By Alibaba Cloud Senior Technical Expert Lin Xiaobin
PolarDB is a commercial relational database product developed by the Alibaba Cloud database team on the foundation of the 3rd generation cloud computing framework. It features 100% backward compatibility with MySQL 5.6 and the ability to expand the capacity of a single database to over 100TB. Users can expand the computing engine and storage capability in just a matter of seconds! PolarDB offers a 6x performance improvement over MySQL 5.6 and a significant drop in costs compared to other commercial databases.
First, the 3rd generation distributed shared storage framework allows PolarDB to be divided into computing nodes (mainly servers that perform SQL parsing and storage engine calculations) and storage nodes (servers that primarily perform storage of data blocks and database snapshots). This enables the user to quickly expand services and perform O&M.
As we are all aware, the time taken to perform operations like expanding capacity, performing backups, and executing migrations for a traditional database is directly proportional to the capacity of the database in question. For a database with terabytes of data, simply adding a read-only backup can take one or even two days. On PolarDB, however, capacity can be expanded seamlessly, no matter how much data you have to work with. Creating a read-only copy only takes up to 2 minutes, while a full backup can be created in under 1 minute. This provides businesses with the ability to quickly and flexibly expand their services.
Furthermore, unlike traditional cloud databases where there is a separate copy of the data for each instance, each of the nodes in a PolarDB database (including read/write nodes and read-only nodes) can access the same data on a storage node. This reduces response times to a matter of seconds. (Backup times have no correlation to the amount of underlying data)
Finally, with the help of the excellent RDMA network and the newest block storage technology, PolarDB is able to keep providing services even after a server crash and without having to restart the machine. This satisfies the high database availability requirements of businesses operating in an internet environment.
It is common knowledge that a relational database is an IO intensive application, so increasing IO performance is crucial to increasing the performance of the database. Over the past ten years, in the field of databases, the replacement of hard drives with solid state drives has produced a considerable increase in data processing throughput.
PolarDB uses the leading hardware technology, including using the Optane storage card as a medium to 3DXpoint, as well as NVMe SSD, and RoCE RDMA networks. Furthermore, it achieves software-hardware integration optimization targeted at hardware frameworks. From databases to file systems, network communication protocols, distributed storage systems, and hardware drivers, PolarDB has achieved deep optimizations of the entire IO chain across all layers of the software stack.
In order to combine the high performance of the 3DXpoint kernel and low costs of the 3D NAND kernel, PolarDB combined the high speed Optane card and high throughput capacity NVMe SSD card on the software layer to form a mixed storage layer. This ensures low write latency, high throughput, and high QoS for the database, and keeps the ratio of performance to cost relatively low for the entire system.

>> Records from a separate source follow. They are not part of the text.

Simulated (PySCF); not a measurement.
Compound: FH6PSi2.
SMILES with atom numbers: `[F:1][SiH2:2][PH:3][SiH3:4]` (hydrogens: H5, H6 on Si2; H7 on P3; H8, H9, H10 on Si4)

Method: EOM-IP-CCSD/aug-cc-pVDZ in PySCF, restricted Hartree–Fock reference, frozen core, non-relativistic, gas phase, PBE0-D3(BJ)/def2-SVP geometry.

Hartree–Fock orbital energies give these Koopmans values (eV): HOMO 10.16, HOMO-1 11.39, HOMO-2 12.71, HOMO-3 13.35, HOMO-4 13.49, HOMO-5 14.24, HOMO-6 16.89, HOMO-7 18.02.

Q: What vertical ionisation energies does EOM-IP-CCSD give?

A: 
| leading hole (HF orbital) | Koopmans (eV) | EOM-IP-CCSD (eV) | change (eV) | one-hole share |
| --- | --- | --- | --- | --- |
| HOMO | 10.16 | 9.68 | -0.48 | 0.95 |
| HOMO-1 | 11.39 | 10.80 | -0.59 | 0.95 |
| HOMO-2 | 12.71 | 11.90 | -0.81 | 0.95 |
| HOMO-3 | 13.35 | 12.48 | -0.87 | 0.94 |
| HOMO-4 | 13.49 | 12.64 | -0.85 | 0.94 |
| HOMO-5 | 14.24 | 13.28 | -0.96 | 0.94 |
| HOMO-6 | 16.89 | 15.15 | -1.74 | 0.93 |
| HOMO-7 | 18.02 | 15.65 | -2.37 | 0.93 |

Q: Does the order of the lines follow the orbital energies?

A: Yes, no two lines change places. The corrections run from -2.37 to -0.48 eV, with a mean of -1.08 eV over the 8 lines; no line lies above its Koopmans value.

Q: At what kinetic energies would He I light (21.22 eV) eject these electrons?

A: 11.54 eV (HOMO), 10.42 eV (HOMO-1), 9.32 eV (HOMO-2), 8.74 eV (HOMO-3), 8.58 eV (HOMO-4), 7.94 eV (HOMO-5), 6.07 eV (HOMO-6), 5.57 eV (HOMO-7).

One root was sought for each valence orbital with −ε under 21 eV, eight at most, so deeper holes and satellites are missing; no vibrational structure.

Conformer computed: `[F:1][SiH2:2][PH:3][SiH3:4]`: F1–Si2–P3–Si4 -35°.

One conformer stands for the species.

In the pursuit of higher performance with lower latency, the Alibaba Cloud database team boldly abandoned the functionalities provided by Linux kernels, like block devices, file systems like ext4, the TCP/IP stack, and programming interfaces in favor of building their own kernel. In the end, PolarDB became a complete IO and network stack for running in user mode.
The PolarDB user mode protocol stack solves the issue of a slow core IP protocol stack. User programs in user mode are able to operate hardware directly through DMA. They can use polling to listen for hardware completing IP tasks, and eliminate overhead from context switching and interruptions. User programs can also perform IO processing thread and CPU mapping, where each IO processing thread independently occupies the CPU, mutually processing different IO requests and binding them to different IO device queues. Each IO request is handled on a single thread and a single CPU from beginning to end, eliminating the need for mutual exclusivity between locking and running. This technology maximizes performance interactions between high speed devices, allowing a single CPU to perform up to 200,000 IO processes per second while maintaining linear thread scalability. This means that 4 CPUs can reach up to 800,000 IO processes per second, which is significantly higher than the kernel in terms of both performance and economics.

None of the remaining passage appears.